Do Now: What is the purpose of such an act?
Every teacher knows the wonderful term, “do now.” Before today this term was nothing but an ideal thought, another bureaucratic must, passed down from the board of education or the school administration. It was a way to keep students busy while taking attendance, writing out the aim or simply getting organized before the start of a lesson. It sometimes worked, but most of the time was simply one more task not completed by students.
I should preface this story by saying that many of my “do nows” up until this point have dealt specifically with the text we are reading. I also have simply asked for volunteers to share their responses before moving into the lesson, as opposed to calling on individuals. When I did begin to call on certain students I found that very few students were actually completing the task. They had no reason to do so. I had to think of some way to hold them accountable for this short period of work.
My new tactic, which is working quite well, is to insure that each student reads and discusses their response. If they don’t have it done I count it as a zero towards their class participation grade.
Not only has this been keeping them quiet, thinking and working during the first few minutes of class, but also it has been creating great classroom conversation, which I have yet to really have with them.

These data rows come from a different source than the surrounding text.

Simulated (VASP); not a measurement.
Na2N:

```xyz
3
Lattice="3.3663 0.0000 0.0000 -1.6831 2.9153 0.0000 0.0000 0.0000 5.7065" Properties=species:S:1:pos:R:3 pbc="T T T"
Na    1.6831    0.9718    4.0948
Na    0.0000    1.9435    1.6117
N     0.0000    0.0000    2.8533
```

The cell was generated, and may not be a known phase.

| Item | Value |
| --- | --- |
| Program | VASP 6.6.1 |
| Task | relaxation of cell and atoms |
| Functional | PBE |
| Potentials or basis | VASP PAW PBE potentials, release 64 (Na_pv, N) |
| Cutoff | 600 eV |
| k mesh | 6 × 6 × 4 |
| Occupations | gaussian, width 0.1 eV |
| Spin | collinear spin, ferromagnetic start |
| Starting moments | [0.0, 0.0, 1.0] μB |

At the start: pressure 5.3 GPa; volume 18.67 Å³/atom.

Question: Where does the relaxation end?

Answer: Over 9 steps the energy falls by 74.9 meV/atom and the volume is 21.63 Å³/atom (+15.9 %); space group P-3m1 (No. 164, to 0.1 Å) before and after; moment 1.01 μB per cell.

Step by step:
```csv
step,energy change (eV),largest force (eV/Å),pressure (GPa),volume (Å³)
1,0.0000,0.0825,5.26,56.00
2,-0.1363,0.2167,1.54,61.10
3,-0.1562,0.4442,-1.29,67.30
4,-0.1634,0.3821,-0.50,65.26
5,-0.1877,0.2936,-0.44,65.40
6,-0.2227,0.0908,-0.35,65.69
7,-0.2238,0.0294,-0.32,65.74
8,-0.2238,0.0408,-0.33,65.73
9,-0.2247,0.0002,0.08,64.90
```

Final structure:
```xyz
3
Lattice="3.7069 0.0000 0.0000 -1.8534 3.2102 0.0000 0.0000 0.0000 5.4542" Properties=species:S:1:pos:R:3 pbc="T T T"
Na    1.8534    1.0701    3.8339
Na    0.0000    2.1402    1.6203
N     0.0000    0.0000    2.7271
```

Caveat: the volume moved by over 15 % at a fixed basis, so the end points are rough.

Today however, it worked more than ever. I had a very powerful experience which stemmed from the “do now” I put on the board.
I posed the questions, “Have you ever had anyone close to you die? How did it make you feel and did it change your outlook on life?” When responding, two girls were so emotional they began to cry. They shared details with the class that I could have only dreamed I would have heard. I was so shocked when the first girl got all choked up and couldn’t make it through her answer that I didn’t know how to respond. I wasn’t prepared for this sort of emotion in the classroom.
It didn’t stop with her. Another student then told us about a friend of hers who had passed away at the age of 17 due to a drug overdose. She told the class how “no matter how many needles he stuck in his arm,” he was still a great person. She explained that her outlook on life changed after this incident. She now knows “life is too short” and you have to make the most of it.
Every person in the class was so attentive – it was definitely a first. I don’t think they’ve ever listened to each other quite this much before. I feel that sharing such personal and emotional information was intriguing to them. They then turned the tables and wanted me to answer it as well. And I obliged, then moving them into the lesson of how does one characters death impact another characters outlook on life.
I couldn’t believe how such a simple “do now” could guide my entire lesson in such a successful manner. Of course there were some students who did not take it seriously and even laughed at those who were upset, but at least today, they all had something to say.